Along with talking about the upcoming 1977 US tour and Kenneth Anger, this interview is where I first read about his desire to do a chronological live album. Enjoy!

Jimmy Page: Shy Rock Star Almost Unburdens Himself

Nick Kent, Creem, April 1977

I'VE KNOWN Led Zeppelin professionally for probably 4 years now, starting back in the winter of I972 when I was sent out on the road with them only to find myself ending up in a fairly ludicrous but nonetheless highly tense argument with Jimmy Page in the dressing-room on the very first night.

I immediately took a dislike to the band personally, but found myself so blown apart by their live gigs of that time, that whatever vitriol I might have harbored from such unfortunate encounters was dissipated into instant "rave-review" time when it came to actually putting pen to paper. The resulting piece was, in retrospect, a quite horrendous piece of well-meaning gush, the memory of which I'd prefer buried for an eternity but anyway...

For some unknown reason, thereafter I became accepted by the band and co., and recall one night, maybe six months later, running into Page by chance and spending a most enjoyable evening ensconsed in informal chitchat with the gent.

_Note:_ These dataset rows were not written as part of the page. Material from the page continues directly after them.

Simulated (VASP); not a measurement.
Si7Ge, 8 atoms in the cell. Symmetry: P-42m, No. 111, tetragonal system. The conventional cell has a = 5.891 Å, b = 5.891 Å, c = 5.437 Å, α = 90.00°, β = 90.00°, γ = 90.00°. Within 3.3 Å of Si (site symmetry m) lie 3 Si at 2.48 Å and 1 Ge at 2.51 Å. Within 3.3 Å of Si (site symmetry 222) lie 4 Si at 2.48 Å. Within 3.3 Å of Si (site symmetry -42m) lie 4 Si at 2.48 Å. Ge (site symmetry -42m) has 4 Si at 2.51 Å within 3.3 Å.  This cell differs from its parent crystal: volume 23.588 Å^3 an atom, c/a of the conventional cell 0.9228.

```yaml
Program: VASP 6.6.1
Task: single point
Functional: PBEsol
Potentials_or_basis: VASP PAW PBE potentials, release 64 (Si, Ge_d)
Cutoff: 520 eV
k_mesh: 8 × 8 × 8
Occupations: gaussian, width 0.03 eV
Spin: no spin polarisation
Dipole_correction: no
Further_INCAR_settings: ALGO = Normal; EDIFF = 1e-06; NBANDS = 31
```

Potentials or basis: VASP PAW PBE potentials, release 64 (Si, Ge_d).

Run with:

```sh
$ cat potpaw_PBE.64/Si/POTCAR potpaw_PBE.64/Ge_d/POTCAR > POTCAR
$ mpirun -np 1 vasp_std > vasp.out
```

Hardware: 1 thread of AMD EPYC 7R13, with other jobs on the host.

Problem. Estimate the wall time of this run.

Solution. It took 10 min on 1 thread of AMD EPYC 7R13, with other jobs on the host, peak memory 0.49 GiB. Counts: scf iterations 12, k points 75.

From then on, I seemed to run into the guitarist and other members of his band regularly and always found them to be thoroughly pleasant human beings, particularly Peter Grant and Page, who both seemed to me the very paradox of the images that had been served up by certain factions of the press, i.e. Grant, the fearsomely uncouth semi-gangster type, and Page, the hedonistically depraved Crowley fanatic, scourge of the groupies and all-purpose heavy-duty evil presence.

The main aspect of Page the interview subject that has always become apparent to me as soon as the trusty cassette is turned on, has been the man's overriding reticence, his distinct fear of actually being probed for copy, his at times desperate concern for privacy at-all-costs in regard to topics that seem so totally innocent and lightweight to the on-looker.

I've been slotted in at the end of what appears to have been a day of fairly gruelling gang-bang interview scheduling. As the photographer and I enter the Swan Song offices, a Japanese journalist is being shown out, and an American writer is about to be led up for his shot, while the guy from the London Evening Standard is still waiting his half-an-hour's worth. After an hour we're led up to the interview room to encounter a Page obviously torn and frayed by the day's verbal duties. He's been left rather unsettled by the last caller.

Well, nothing much has changed in that respect – if anything Page has become even more reticent, constantly checking himself in the middle of what seems the most mild utterance, to work out whether what he is saying could jeopardize some aspect of the band's communal year-away-as-working-tax-exiles. A single question, for example, referring to the number of times the four band members have come together for whatever reason in the past year, takes Page a good seven minutes of checking and counter-checking before the answer can be given satisfactorily.

"I just don't trust those sort of writers. You never know what they're after. It's useless trying to explain Crowley and all those things to them..." His manner is wired-up, slightly uncomfortable to behold.

The first topic, of course, is The Song Remains The Same. It's a late Wednesday afternoon, and I've worked it out to strict 50-50 odds as to whether Page and the Swan Song reps will have got hold of the NME issue with my highly derogatory review of the film. No one has, in fact, so I'm safe in one respect. Still I decide to voice a number of my criticisms straight off.

I didn't really like it. I don't think it did you as a band, justice.

"How do you mean?" Page is coiled up, listening, nervy.

I think you undersold yourselves, I say, quickly attempting to counter the vagueness of the accusation, by zeroing in on the live album and voicing my dissatisfactions there. Before I can specify, Page leaps in.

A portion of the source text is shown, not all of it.